We can 'acquire' a countably infinite set by 'building it up', one element at a time, from finite sets; here is the formal statement

Proposition 1: A set $A$ is countably infinite if there exist a family of subsets of $A$,
$(A_n)_{\, n \ge 0}$ satisfying

Moreover, the chain $A_0 \subset A_1 \subset A_2 \dots$ defines an explicit bijective enumeration of the set $A$.

$\quad |A_n| = n$
$\quad A_k \subset A_{k+1} \; \text{ for } k \ge 0$
$\quad A = \bigcup_k A_k$

Proof
Given such a chain of finite subsets, for every $k \ge 1$ there exist one and only one element $a_k \in A_k$ such that $a_k \notin A_{k-1}$. One can also easily show that $(a_k)_{\,k \ge 1}$ is a bijective enumeration of $A$. $\quad \blacksquare$

For the OP's problem, we want an (recursive) algorithm to create these subsets. Every finite set of $\Bbb Q$ is bounded, so tactically you want to 'crank-out' sets contained in $[-m, +m]$ and at some point widen the interval and simultaneously get better at 'adding in the still missing numbers'.

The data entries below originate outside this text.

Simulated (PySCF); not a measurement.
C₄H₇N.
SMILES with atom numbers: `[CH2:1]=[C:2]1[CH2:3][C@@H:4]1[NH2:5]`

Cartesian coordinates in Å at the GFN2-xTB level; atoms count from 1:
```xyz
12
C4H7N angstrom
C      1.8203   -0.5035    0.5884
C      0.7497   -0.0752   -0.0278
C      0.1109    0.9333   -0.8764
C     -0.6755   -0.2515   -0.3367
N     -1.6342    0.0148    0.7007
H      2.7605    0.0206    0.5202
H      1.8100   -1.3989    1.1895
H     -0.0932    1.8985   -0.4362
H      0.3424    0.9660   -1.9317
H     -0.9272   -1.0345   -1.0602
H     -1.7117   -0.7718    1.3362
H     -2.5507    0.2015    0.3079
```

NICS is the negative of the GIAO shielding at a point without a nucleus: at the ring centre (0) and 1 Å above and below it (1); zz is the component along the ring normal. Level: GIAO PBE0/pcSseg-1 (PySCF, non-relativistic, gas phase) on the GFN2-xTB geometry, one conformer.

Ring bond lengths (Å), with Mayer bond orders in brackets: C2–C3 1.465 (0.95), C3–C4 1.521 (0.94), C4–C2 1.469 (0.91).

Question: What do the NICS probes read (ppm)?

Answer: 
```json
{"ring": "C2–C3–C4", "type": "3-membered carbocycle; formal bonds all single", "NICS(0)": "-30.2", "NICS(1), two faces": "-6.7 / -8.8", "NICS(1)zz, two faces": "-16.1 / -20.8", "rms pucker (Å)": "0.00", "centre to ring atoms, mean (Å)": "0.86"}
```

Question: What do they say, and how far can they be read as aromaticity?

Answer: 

We are going to write the proof in the following section, using definitions to make the argument easier to follow. The detail seems appropriate since the OP's question has the tag proof-writing.


Definition: If $R$ is a nonempty finite subset $\Bbb Q$ then let $m$ be the smallest positive integer $m$ such that $R \subset [-m, +m]$. We call this interval the integer interval container for $R$.

For any $m \gt 0$ define the finite sets

$\quad R_m = \{ \frac{n}{d} \, | \, n \in \Bbb Z \land [1 \le d \le m] \land [-m \le \frac{n}{d} \le m]\}$

It is easy to see that the integer interval container for $R_m$ is $[-m, +m]$.

Let $R$ be any finite subset of $\mathbb Q$ with integer interval container $[-m, +m]$. If $R$ doesn't completely contain $R_m$, let $\mathcal{A}(R) = t$ where $t$ is the smallest number in $R_m$ such that $t \notin R$.

We are now ready to recursively construct our chain of subsets (see proposition 1), and $m$ will be associated with the integer interval container construct.

With $A_1 = \{0\}$ and given $A_k$ with $k \ge 0$, define

$$ A_{k+1} = \left\{\begin{array}{lr} A_k \, \cup \, \{m+1\}, & \text{when } R_m \subset A_k \\ A_k \, \cup \, \mathcal{A}(A_k) , & \text{when } \mathcal{A} \text{ can be applied} \end{array}\right\} $$

Setting $A_0 = \emptyset$, this recursion, produces just what we need to apply proposition 1. Here are the first few terms

$A_1 = \{0\} \quad m = 1$
$A_2 = \{-1, 0\}$
$A_3 = \{-1, 0,1\} \quad \text{contains } R_1$
$A_4 = \{-1, 0,1,2\} \quad m = 2$
$A_5 = \{-2, -1, 0,1,2\}$
$A_6 = \{-2,-\frac{3}{2}, -1, 0,1,2\}$

and just keep turning the 'recursive crank'